On their evening walk, they passed the half-demolished bones of the hundred year old church at the end of their street. She stopped, looking at it with a frown.
“What an absolute waste,” she said. “Might as well tear down everything old and great in this city.”
“Oh come on,” her husband scoffed. “It was an abandoned building used by drug addicts as a place to sleep and shoot up. I won’t miss it a bit.”
She rolled her eyes at him. “It was part of our legacy. It told us where we came from, what we could be. We lose a piece of history when it goes.”
“Greatness? Legacy? History? C’mon! In this economy the only thing that matters is jobs. Jobs get people fed, put roofs over their heads. Empty buildings don’t make jobs.”
“You’re right, they don’t. But they might just be better than the alternative.”
She resumed their walk, not bothering to wait for him.
“Alternative?” He called after her. “What are they putting there?”
“A twenty-four hour gas station. The kind with the blinding lights and blaring music.”
That stopped him in his tracks. “History at least had the decency to be quiet.”

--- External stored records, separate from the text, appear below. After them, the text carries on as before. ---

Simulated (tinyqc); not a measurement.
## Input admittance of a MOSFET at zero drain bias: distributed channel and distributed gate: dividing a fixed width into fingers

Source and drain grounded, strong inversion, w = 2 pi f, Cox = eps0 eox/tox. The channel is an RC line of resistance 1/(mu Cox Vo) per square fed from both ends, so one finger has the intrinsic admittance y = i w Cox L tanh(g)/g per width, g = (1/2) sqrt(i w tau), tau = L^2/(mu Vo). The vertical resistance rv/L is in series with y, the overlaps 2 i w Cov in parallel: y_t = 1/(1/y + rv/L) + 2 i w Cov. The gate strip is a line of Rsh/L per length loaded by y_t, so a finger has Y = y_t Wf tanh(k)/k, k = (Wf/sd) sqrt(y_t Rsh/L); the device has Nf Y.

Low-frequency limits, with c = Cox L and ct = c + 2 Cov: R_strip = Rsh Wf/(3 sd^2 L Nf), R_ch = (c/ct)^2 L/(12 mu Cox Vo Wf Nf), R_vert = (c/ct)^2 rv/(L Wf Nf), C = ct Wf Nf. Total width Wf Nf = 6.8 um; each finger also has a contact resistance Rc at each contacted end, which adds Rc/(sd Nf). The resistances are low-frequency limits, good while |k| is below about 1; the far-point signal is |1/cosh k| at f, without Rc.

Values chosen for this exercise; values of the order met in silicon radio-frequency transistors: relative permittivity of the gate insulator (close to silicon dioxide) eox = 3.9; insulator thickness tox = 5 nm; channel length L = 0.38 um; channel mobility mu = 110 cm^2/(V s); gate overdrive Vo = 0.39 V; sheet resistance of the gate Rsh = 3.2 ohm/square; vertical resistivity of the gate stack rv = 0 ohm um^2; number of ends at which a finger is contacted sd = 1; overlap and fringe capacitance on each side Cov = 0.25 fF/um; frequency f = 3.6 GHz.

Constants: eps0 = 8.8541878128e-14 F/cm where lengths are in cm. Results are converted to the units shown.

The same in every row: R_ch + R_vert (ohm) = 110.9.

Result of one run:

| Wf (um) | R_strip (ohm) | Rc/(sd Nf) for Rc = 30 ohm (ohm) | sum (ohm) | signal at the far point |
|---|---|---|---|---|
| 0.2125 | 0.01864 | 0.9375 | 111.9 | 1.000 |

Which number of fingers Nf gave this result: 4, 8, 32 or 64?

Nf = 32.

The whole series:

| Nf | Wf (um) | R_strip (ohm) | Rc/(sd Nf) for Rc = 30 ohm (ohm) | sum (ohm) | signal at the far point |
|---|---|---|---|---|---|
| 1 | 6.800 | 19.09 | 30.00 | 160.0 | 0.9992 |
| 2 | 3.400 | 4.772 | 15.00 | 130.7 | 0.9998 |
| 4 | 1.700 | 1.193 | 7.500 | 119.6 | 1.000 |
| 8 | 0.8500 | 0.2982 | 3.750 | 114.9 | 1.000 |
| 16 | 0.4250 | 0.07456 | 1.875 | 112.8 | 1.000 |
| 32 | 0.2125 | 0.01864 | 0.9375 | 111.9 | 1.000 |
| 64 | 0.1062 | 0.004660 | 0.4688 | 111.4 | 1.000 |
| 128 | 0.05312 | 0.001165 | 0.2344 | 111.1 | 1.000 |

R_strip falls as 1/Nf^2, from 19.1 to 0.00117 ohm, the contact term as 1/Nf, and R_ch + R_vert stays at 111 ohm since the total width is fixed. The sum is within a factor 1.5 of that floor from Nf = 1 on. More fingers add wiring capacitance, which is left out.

Right now there is an on-going battle between the historic preservation people and commercial developers. One side wants to protect our history legacy for years to come, the other wants to create something new and alive out of something old and dead. Both are right in some ways, both are wrong in others. Me? I’ve always wondered why no one ever tried encouraging people to move into a space as vehemently as they tried to protect it or tear it down.